Since validation occurs within the sandbox, special care must be taken that validation routines don't access the environment (e.g., by opening files, network connections, etc.), as the child might be abruptly killed by the sandbox facility. (Not all sandboxes do this.) If required, this kind of validation can take place after the parse validation sequence.

The connection delegator is similar, but has different sandboxing rules, as it must manage an open socket connection and respond to new requests.

Testing

kcgi is shipped with a fully automated testing framework executed with make regress. Interfacing systems can also make use of this by working with the kcgiregress(3) library. This framework acts as a mini-webserver, listening on a local port, translating an HTTP document into a minimal CGI request, and passing the request to a kcgi CGI client. For internal tests, test requests are constructed with libcurl. The binding local port is fixed: if you plan on running the regression suite, you may need to tweak its access port.
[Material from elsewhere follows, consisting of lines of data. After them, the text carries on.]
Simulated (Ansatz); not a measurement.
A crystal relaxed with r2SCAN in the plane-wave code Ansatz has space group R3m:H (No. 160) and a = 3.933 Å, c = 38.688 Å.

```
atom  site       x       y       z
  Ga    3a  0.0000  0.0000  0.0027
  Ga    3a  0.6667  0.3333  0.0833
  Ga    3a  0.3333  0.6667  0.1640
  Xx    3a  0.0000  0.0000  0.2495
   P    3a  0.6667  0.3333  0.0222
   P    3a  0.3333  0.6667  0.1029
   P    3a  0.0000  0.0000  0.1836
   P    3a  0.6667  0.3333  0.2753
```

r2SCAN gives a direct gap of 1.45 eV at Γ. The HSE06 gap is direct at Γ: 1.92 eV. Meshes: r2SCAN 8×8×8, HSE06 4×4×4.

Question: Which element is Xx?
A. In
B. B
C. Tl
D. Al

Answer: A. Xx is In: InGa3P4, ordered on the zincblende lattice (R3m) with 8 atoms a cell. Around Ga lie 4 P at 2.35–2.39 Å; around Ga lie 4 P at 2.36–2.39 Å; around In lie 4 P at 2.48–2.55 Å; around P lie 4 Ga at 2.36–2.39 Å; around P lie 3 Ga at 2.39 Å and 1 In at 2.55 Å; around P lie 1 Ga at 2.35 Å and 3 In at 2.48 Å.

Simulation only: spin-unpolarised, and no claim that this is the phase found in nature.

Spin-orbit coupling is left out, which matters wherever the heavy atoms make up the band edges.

Another testing framework exists for use with the American fuzzy lop. To use this, you'll need to compile the make afl target with your compiler of choice, e.g., make clean, then make afl CC=afl-gcc. Then run the afl-fuzz tool on the afl-multipart, afl-plain, and afl-urlencoded binaries using the test cases (and dictionaries, for the first) provided.

Performance

Security comes at a price—but not a stiff price. By design, kcgi incurs overhead in three ways: first, spawning a child to process the untrusted network data; second, enacting the sandbox framework; and third, passing parsed pairs back to the parent context. In the case of running CGI scripts, kcgi performance is bound to the operating system's ability to spawn and reap processes. For FastCGI, the bottleneck becomes the transfer of data. In the following graph, I graph the responsiveness of kcgi against the baseline web-server performance.

This shows the empirical cumulative distribution of a statisically-significant number of page requests as measured by ab(1) with 10 concurrent requests. The CGI line is the CGI sample included in the source; the FastCGI line is the FastCGI sample; the CGI (simple) simply emits a 200 HTTP status and Hello, World; and the static is a small static file on the web server. The operating system is Mac OS X 10.7.5 Air laptop (1.86 GHz Intel Core 2 Duo, 2 GB RAM) with the stock Apache. The FastCGI server was started using the kfcgi(8) defaults.